Proximitized Materials

TL;DR

Proximitized materials leverage interface-induced effects in heterostructures to engineer novel properties like superconductivity and topological states, expanding material design possibilities beyond traditional methods.

Contribution

This paper introduces a systematic framework for designing materials via proximity effects, emphasizing their ability to induce properties absent in individual components.

Findings

Proximity effects enable the realization of new material properties.

Interface quality and heterostructure scaling are crucial for effective proximity effects.

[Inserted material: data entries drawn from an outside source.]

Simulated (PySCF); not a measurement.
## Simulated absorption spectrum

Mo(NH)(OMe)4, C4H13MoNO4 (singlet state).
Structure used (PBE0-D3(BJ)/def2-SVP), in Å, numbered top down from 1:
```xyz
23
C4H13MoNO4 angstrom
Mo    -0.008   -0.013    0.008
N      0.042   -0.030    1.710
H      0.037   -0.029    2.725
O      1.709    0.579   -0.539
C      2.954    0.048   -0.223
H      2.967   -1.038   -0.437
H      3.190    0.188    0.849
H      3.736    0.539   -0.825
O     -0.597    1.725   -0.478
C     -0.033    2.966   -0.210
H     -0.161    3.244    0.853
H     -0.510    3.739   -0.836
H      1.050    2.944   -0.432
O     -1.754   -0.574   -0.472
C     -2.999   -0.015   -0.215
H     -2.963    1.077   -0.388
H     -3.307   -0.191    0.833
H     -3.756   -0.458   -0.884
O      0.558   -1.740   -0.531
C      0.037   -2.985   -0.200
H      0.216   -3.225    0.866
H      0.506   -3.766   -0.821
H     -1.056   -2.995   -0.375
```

The principles apply broadly beyond magnetic and spin-orbit interactions.

Abstract

Advances in scaling down heterostructures and having an improved interface quality together with atomically-thin two-dimensional materials suggest a novel approach to systematically design materials. A given material can be transformed through proximity effects whereby it acquires properties of its neighbors, for example, becoming superconducting, magnetic, topologically nontrivial, or with an enhanced spin-orbit coupling. Such proximity effects not only complement the conventional methods of designing materials by doping or functionalization, but can also overcome their various limitations. In proximitized materials it is possible to realize properties that are not present in any constituent region of the considered heterostructure. While the focus is on magnetic and spin-orbit proximity effects with their applications in spintronics, the outlined principles provide also a broader framework for employing other proximity effects to tailor materials and realize novel phenomena.